Monday, November 20, 2006

metro blues


the metro coach's floor is of a blue-grey colour. with little white and little black dots spread out on it. seven pair of footwear sit in front of me. and six beside me. two on my left, three on my right. i notice my own shoes. the same leather ones that took me to the hills. and came back well, as well. seem a bit old and wrinkled now. or perhaps i haven't polished them after coming back. hmmm. people wear an assortment of footwear these days. its not like the old times, when there were black leather formals & white sports shoes for gents and sandals/slippers of some variety for the ladies. a whole range of footwear options is on display here.

the floor has a thin layer of dirt & grime over it. its a layer, bearing distinct and varied marks, left over the day's span. metro coach floors are cleaner by any standard from other public transport in delhi. still, this many people coming and going, do leave marks over time.

perhaps, it might be a bit cleaner in the morning. i promise myself to take an early metro someday, just to verify this fact. i smile. and i smile at myself thinking this. its my old sarcastic smile.

been half an hour since i've looked up. since i looked up at anything. or anyone. i know there are people all around. chattering, blabberring, normally-happy-and-normally-unhappy-with-this-world-people. going on with their daily lives.

then there are all these feet. moving, shuffling, sitting lazily or standing firm. feet coming in, feet going out...bags, luggage...so much to see, to ponder upon, to avoid the gaze of this so called normal world.

half an hour ago, i left her standing on 'my' side of the metro platform. it was a morning well lived. campus, nirula's, kathi roll's, coffee's, chai's; walking, sitting, talking, listening; harry potter books for gudiya's b'day gift, and the coelho she took for herself; a whole world came to an end with a hug and a goodbye. its always difficult for us. so, a goodbye sans words.

she just stood there and smiled as i entered and found this seat in the metro coach. for the last half an hour, i've not looked up at all. something is welling-up from inside. and i don't want these others to see what is going through my mind.

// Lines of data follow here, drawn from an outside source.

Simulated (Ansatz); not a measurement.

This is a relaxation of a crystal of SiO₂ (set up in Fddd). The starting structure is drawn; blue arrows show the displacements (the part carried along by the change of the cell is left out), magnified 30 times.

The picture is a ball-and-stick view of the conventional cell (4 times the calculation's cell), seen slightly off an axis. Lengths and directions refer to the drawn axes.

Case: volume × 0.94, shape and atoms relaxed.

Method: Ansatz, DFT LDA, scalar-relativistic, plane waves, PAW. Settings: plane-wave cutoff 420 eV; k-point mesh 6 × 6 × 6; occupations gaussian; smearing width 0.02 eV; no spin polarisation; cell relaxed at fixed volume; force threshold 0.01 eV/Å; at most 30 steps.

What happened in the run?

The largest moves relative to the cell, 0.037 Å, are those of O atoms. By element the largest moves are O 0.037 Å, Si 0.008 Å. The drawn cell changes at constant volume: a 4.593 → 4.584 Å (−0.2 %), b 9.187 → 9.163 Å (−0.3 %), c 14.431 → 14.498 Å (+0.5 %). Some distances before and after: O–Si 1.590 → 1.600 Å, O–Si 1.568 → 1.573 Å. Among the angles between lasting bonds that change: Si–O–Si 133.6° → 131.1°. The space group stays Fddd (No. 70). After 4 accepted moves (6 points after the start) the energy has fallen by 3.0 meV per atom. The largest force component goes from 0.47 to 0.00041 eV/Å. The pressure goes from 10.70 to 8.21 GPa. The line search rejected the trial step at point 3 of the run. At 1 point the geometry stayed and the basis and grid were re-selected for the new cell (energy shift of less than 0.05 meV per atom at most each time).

and i'm so blue without her.

9 comments:

dwaipayan said...

I understand buddy, I understand...

nihar said...

aye hai,poor adi baby,missin someone. koi baat nahi, i understand,:)i understand,
we r on same boat adi;)

Revealed said...

Awww that is so sad. But you gotta bleed just to know you're alive :) n you gotta miss her just to know you're in love. So savour it :) :P
Its been a while since I came here and it doesn't look like you're writing much. Busy I suppose!

Anonymous said...

rang kisi ka aisa chadha ki baki sab rang bhool gaye.....hagrid ko bhi.....not wanting to be remembered

Anonymous said...

I took the trian home today; lost myself in my own thoughts as well; so much so that I almost missed my stop.

sophie said...

you carry her heart - you carry it
in your heart.

i just love reading your beautiful
posts of love:)

Anonymous said...

Oh Oh Adi, I am falling in love with your lovely posts about your love.

So much romantic they are... Have you read this ? What do you say about it? Not your kind of love though but still full of romance. :))

P.S.- Is Delhi metro that crowded? I thought of taking one next time when I am in Delhi.

Anonymous said...

hmmm. kabhi dekha hi nahi, kabhi jana hi nahi, gar tum gaye to kya hoga, ye waqt kahan, ye lafz kahan, tum bin ye jahan kahan hoga, har yaad k sath muskurate hue jab chera dikhta hai aansu me kahi, tum aa jate ho paas mere, gar na aaye to kya hoga...

meet_me said...

hey Adi,
I am more than mesmerized by your words! I am guessing she's so near you sp why u still are missing her... Think about people who've their loves miles apart... missing seems much a small word what say ????

And I must say, the comment above me, by "anonymous" is awesome!!!